US$1,5 billion needed to capitalise power plants

11 Mar, 2018 - 00:03 0 Views

The Sunday Mail

Livingstone Marufu Business Reporter
Zimbabwe needs over US$1, 5 billion to recapitalise existing power plants and construct new ones at Hwange Thermal Station and Makomo so as to ensure a steady supply of electricity, an energy expert has said. This comes as the Zimbabwe Power Company (ZPC) — an electricity generation unit of Zesa Holdings — is facing serious power challenges, especially in Hwange where only 110MW are being generated against a capacity of 920MW. ZPC’s electricity generation plants are old, resulting in power generation and distribution disruptions and there is need to start constructing new power stations at Makomo resources, where there is abundant coal.

The project, together with other factors such as water logging and generator outages, has seen power output significantly declining at Hwange. The country’s power generation plants such as Harare, Munyati and Bulawayo thermal power stations were constructed between 1942 and 1957 and have since passed their lifespan. Experts suggest that if Makomo and Hwange are recapitalised to produce electricity, cost of coal and other raw materials that have hampered Harare, Munyati and Bulawayo will be solved.

Director for a local energy think tank, Zimbabwe Energy Council (ZEC), Mr Panganayi Sithole told The Sunday Mail Business that recapitalisation of current power stations will boost power generation levels.

“We have faced power generation problems for a long time but we need to explore new ways to ensure we have enough electricity. We need over US$1,5 billion to recapitalise Hwange power stations and start constructing new power stations at Makomo resources to improve power generation levels from thermal electricity.
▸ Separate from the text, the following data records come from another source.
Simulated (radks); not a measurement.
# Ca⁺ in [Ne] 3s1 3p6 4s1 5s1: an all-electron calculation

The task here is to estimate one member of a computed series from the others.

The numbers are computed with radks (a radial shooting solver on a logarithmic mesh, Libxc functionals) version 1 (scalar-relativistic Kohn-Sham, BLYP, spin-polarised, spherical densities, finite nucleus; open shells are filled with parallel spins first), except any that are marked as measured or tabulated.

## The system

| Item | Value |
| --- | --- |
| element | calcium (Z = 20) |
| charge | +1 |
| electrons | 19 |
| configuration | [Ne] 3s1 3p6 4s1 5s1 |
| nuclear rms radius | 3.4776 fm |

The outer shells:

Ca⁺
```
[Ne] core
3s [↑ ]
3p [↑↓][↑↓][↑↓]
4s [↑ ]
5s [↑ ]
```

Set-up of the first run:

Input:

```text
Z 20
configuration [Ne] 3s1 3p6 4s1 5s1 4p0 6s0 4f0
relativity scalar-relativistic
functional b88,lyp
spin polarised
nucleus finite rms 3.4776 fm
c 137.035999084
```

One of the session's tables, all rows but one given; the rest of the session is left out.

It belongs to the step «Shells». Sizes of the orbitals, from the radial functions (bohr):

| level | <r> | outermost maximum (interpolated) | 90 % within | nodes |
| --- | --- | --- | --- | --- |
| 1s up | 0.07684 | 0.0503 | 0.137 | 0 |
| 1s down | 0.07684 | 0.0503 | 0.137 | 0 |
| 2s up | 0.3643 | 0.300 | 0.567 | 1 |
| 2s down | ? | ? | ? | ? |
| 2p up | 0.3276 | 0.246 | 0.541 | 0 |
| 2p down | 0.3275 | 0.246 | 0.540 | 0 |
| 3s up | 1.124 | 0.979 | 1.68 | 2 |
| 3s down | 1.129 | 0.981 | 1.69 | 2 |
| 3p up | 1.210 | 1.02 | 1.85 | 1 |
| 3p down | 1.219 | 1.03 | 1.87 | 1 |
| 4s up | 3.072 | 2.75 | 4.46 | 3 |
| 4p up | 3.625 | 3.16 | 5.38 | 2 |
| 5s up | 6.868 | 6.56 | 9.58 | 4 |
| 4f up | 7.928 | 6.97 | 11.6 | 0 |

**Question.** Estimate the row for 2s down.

“It is not totally correct to say the country should abandon thermal power stations, but there is need to intensively capitalise these coal companies as they are still one of the cheapest sources of power. “To capitalise Hwange is very simple, of the US$10 million that goes to Eskom and Cahorra Bassa, US$5 million should go towards the recapitalisation on a monthly basis. That money will go towards buying and replacing obsolete machinery that are in many power stations.

“With the resuscitation of Hwange and the exploitation of Makomo, other small stations like Harare, Munyati and Bulawayo can be revived due to the abundance of coal that has been in short supply in these areas,” said Mr Sithole.  Hwange, the 14th largest thermal station in Southern Africa with an installed capacity of 920MW, was built in phases and commissioned between 1983 and 1987. Energy experts say although the thermal power plants were renovated along the way, they are now clamouring for modernisation to ensure a reduction in power generation and distribution costs.

He said instead of exploring new ways like solar and methane gas in Lupane, it is not yet known whether these can be used for commercial purposes or not.

ZEC said the country can also move to exploit the existing dams to improve electricity generation. A big problem at Hwange is that it is difficult to form the free-flowing powder required by the station when coal, which is used as fuel, is wet. Zesa spokesman Mr Fullard Gwasira said the problems at Hwange are temporary and they will be coming back into service.

Mr Sithole said: “Though there is a big improvement in hydro electricity generation at Kariba, there is need to exploit other in-land dams like Tokwe Mukosi to start adding its 15MW to the national grid and another dam in Manicaland that can pump up to 30MW.